To make sure data is properly protected for full compliance, it is important to understand the difference between the two main data types – static and dynamic; each requires a different approach to ensure full protection. Static data consist of things such as word documents, scanned records, PDFs and client databases. However, because static data does not change often, a proper backup solution is designed to regularly pull this data off existing disk stored in-house or in the cloud. The key is to ensure no one is accessing these files when they are being backed up for full compliance with the demands of SEC rule 17a-4. For example, it is important that users are fully logged out of programs or not accessing documents during the backup process, this way data is not in a locked state. Or if users cannot disconnect from the system, the backup software must be selected that has the intelligence to recognize locked files to make copies of them when they are in use.

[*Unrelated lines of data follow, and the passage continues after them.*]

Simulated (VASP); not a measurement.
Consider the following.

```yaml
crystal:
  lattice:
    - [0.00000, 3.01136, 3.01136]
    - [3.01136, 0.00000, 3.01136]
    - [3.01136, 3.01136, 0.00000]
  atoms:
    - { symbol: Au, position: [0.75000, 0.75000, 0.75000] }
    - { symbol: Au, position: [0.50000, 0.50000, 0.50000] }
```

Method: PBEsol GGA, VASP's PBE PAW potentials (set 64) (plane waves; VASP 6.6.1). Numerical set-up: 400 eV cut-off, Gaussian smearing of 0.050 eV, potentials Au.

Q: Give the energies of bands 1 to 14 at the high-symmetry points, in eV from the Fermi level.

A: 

On the other hand, dynamic data includes emails, text messages, social media and other files that change constantly. An effective archiving solution will take copies of dynamic data before it is entered into the system by using a forward and store method. This method essentially captures data before it enters the customer’s system, places it in the archive and then forwards it on to its final destination. Therefore, ensuring it is not modified when it enters the customers’ system. This way the long-term data archiving retention requirements of SEC rule 17a-4 are met because files are kept in their original state at all times in a secondary location with a designated third party (D3P).

Understanding the difference between static and dynamic data types is important for FINRA firms to achieve 17a-4. In particular, they need to make sure these two different data formats are properly backed up and archived, concepts such as unlocking and forwarding data to third party providers is key to achieving this.